Sequencing theory presents itself as an extension of academic discourse about analyzing conflict through stages. In recent years, there has been an increasing number of such works that use phases as a means of analysis. In addition to Gartner, Marc Sageman investigates a three-phase evolution of terrorist groups in order to follow the development of al-Qaeda.22 Not surprisingly, the need to confront these untraditional security challenges has spawned a sequence-based response from military analysts. David Kilcullen discusses al-Qaeda’s four-phase evolution in terms of what he calls the “accidental guerrilla syndrome.”23 Military practitioners and policy makers have similarly highlighted the importance of strategic adaptation in more contemporary experiences. John Nagl’s work has called for the U.S. army to change and adapt, arguing that organizational culture is key to the ability to learn from events, which is why the British army successfully conducted COIN operations in Malaya and why the American army failed to do so in Vietnam. The British army, because of its role as a colonial police force and the organizational characteristics created by its history and culture, was better able to quickly learn and apply the lessons of COIN.24 Evidence shows that the U.S. military has relearned lessons from recent COIN experiences, improved its ability to conduct stability operations, changed the institutional bias against counterinsurgency, and figured out how to account for successes gained from the learning process.25 The U.S. military has also successfully adapted to untraditional security missions in Afghanistan and Iraq. Learning from two centuries of small wars and nation building, the United States increasingly has emerged successful from insurgency wars, carrying out the surge in Iraq most recently.26 These research findings buttress the importance of organizational adaptation in COIN settings, especially the U.S. military’s adaptation to the changing environment of the Iraq War, in which “successive and sequential historical decisions shaped how the army would and could function in Iraq, particularly as its missions changed during the course of the war.”27
Table 1. Extrasystemic Wars After 1945
Learning and Proliferation of Sequencing Practice
What explains variation in the outcomes of extrasystemic war is the way both sides of war fight in sequence. But how do insurgent forces know about sequencing? The answer rests with their ability and willingness to learn to put the war in sequence. Insurgent forces need to learn from wars of the past and adapt to their specific environment and spread a demonstration effect from one battlefield to another, from one country to another, in order to generate a cascade of insurgency victory across the world. But because there are constraints in the process of learning, receiving and accepting new ideas, and ultimately spreading them, few can consciously adopt effective models. These constraints include the availability of communications technology and the possibility that actors interpret things differently. Actors also learn selectively; research shows that humans learn much more from their own experiences than from those of others.28 Furthermore, learning is not the same thing as adopting a new policy; one can learn something but decide not to use it. Of course, these problems do not hamper only insurgents; states, too, have had trouble figuring out how to innovate. That is why, again in Algeria, French generals did not necessarily apply the lessons they learned from their experiences in Indochina. Yet one of the major reasons why many insurgent groups have lost wars over the years had to do with the fact that they never learned from their mistakes. Indeed, evidence shows that many of them have repeatedly used the wrong strategy against the same enemies, even though they had been losing such wars for decades. Therefore, many groups actually fail to evolve across generations, which explains why some groups “fight the last war” again and keep losing. Table 2 indicates that throughout the history of extrasystemic war before 1945, thirteen of sixteen groups that lost once went back to fight the same foe using the same strategy.
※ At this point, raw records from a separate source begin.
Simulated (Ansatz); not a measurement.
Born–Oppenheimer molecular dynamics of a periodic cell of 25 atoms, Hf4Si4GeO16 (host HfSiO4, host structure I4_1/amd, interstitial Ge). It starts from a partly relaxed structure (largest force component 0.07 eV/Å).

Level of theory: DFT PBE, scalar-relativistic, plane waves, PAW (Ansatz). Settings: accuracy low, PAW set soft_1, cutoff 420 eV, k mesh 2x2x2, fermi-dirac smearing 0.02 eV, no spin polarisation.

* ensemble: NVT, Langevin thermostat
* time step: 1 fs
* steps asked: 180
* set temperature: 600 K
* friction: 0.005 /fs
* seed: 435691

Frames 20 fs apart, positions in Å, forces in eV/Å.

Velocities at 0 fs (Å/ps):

There are at least two reasons why these groups used the same strategy repeatedly. The first is the availability of military technologies that favored a conventional strategy and force structure. As noted earlier, global attraction to modern military technology in part explains why many insurgent forces fought extrasystemic wars in mostly conventional fashion in the nineteenth century. The other reason is the limited access the insurgent forces had to information about foreign wars. Shortages of communications devices, networks, and printing presses through which to learn from other groups gave insurgents little choice but to fight wars the way they knew how. As information technology, overseas travel, and printing presses became available over time, some insurgent leaders shared ideas through publications, meetings, interviews, and speeches. These leaders received an early education in Europe, where they exposed themselves to a diverse set of ideas including Marxism, learned Western languages and customs, and embraced nationalist thought before they returned to their motherlands. While many of them embraced class struggle and the philosophy of Marx and Lenin, the proliferation of learning devices coincided with the time of Maoist people’s war. While Mao’s ideas have influenced many revolutionary leaders generation after generation, they were made available only in the early twentieth century and came too late for many insurgent leaders who had little access to technology and information. Furthermore, these ideas proved to be so hard to replicate outside China that they impacted other revolutionaries only variably. Variation in insurgents’ access to technology, press, and information naturally had dissimilar effects on insurgent movements around the world. Among a diverse set of anticolonial forces in Southeast Asia to Latin America to Africa, Mao proved to be a key shaper of decolonization movements, but only in limited ways. As a result, revolutionaries across the globe embraced the sequential ideas with local characteristics to fit the latter, creating variation in areas like Southeast Asia, Africa, and Latin America.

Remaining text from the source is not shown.